And Adam gave names to all cattle, and to the fowl of the air, and to every beast of the field …

The picture is of someone explicitly, self-consciously, choosing names for the things in their world — in Adam’s case, apparently picking names out of the air. In real life, such explicit naming does happen  (I am, after all, by profession something of a terminology-wrangler), but most naming happens implicitly, unreflectively, in the course of talking and writing. And very little naming, whether explicit or tacit, is the invention of totally fresh substance: almost all naming is either re-naming, taking existing bits of substance and using them in new ways (using, say, the name of the canned meat product Spam to refer to irrelevant or inappropriate net messages); or employing productive schemes for deriving new bits of substance from existing ones, via derivational morphology, compounding, and other processes (creating, say, marvy, fab, or far out).

Let’s focus on using existing bits of substance in new ways, which is what Calvin is mostly on about in the comic strip. Here Calvin seems to think that we can just decide to use some existing bit of substance in a new way. He is one with Humpty Dumpty, in this exchange with Alice:

[Humpty Dumpty:] There’s glory for you!’

‘I don’t know what you mean by “glory”,’ Alice said.

‘Humpty Dumpty smiled contemptuously. ‘Of course you don’t – till I tell you. I meant “there’s a nice knock-down argument for you!”’

‘But “glory” doesn’t mean “a nice knock-down argument”, Alice objected.

When I use a word,’ Humpty Dumpty said in rather a scornful tone, ‘it means just what I choose it to mean – neither more nor less.’

‘The question is,’ said Alice, ‘whether you can make words mean different things – that’s all.’

‘The question is,’ said Humpty Dumpty, ‘which is to be master – that’s all’

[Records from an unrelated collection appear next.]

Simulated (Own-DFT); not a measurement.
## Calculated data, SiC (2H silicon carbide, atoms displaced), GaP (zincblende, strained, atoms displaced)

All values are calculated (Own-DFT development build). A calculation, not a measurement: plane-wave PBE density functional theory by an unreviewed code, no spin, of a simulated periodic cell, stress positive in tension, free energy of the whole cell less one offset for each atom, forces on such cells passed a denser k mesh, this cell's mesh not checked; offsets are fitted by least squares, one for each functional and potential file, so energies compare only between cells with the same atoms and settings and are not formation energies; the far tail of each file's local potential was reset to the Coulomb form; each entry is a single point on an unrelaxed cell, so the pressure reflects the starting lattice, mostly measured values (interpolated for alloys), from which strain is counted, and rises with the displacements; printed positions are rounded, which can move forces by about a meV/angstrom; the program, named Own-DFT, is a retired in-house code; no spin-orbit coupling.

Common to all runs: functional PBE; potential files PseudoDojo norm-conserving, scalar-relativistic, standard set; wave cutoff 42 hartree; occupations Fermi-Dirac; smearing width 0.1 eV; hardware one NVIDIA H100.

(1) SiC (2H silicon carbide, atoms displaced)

Now, in real life, word uses do change — usually not by fiat, like this, but, more important, not by giant leaps, not without some connection to existing uses: the changes are almost always incremental, along an assortment of paths that have long been studied: semantic extension, specialization, metaphor (turning on similarity in referents), and several types of metonymy (turning on association between referents). Whatever the details, and however much work it might take a linguist or lexicographer to appreciate the path of change in specific cases, it’s almost always the case that you have to be able to get there from here.

This isn’t an especially profound observation, but follows partly  from the way real people discover how to use words — from the evidence of what other people say, in context, without any knowledge of what other people have in their heads, also without a panoptic view of usage (but only the sampling of their own experience). And also partly from speakers’ desires to find a good word for their referents and (mostly unconsciously, in real time) stretching their existing vocabulary to satisfy that desire. (I hit on the metaphorical social fencing above in just this fashion, in the heat of writing.)

On the social fencing front. From my 6/30/15 posting “That goes without”, on NYT critic Amanda Hess about ICE (I Can’t Even) truncations in gay YouTuber and activist Tyler Oakley’s reaction to photos of a sweaty, near-naked Glee actor Darren Criss: “I literally cannot even,” he informed his fans. “I can’t even. I am unable to even. I have lost my ability to even. I am so unable to even. Oh, my God. Oh, my God!”:


(#2) Criss, displaying his abs and inguinal crease and inciting Oakley’s ICE capade; I post it here just to keep everybody paying attention as I launch into a brief sociolinguistic moment

Purposes of slang. Hess goes on to observe, correctly, that the audience for Tyler Oakley and the people she quotes is not adults, but other teenagers:

But if you really believe that teenage girls (and boys) don’t know what they’re talking about, it’s more likely that they just don’t want you to know what they’re talking about. Teenagers may not be able to drive or vote or stay out past curfew or use the bathroom during school hours without permission, but they can talk. Their speech is the site of rebellion, and their slang provides shelter from adult scrutiny.

(More generally: all talk has an intended audience, and though you might experience some of the talk, you’re not necessarily in that intended audience. This goes not only for teen talk, but also for business jargon, technical talk, and many other kinds of talk specific to certain contexts and purposes.)

But saying that is not saying that the purpose of youth slang is concealment from adult scrutiny. It’s quite likely that teens using “I can’t even” [the ICE slang construction] are giving no thought to adults at all; their use of slang is affiliative, designed to create and reinforce social bonds, and the exclusion of people outside the targeted social groups is a side effect. (Some uses of slang are also ostentatious: people showing off their creativity.)

Now there are people who do indeed use slang to conceal — for instance, the criminals, con men, drug addicts, prostitutes, and others in the marginal subcultures studied by David W. Maurer in his work (which Hess mentions). But these uses shouldn’t be seen as the model for the much larger world of slang.

So: both parts of the CalWord view founder on the way the world works. But then Calvin is only 6 (and has been since 1985); though he’s headstrong and subject to wild enthusiasms, he’s clever and sometimes capable of learning from his stuffed tiger Hobbes. He could learn.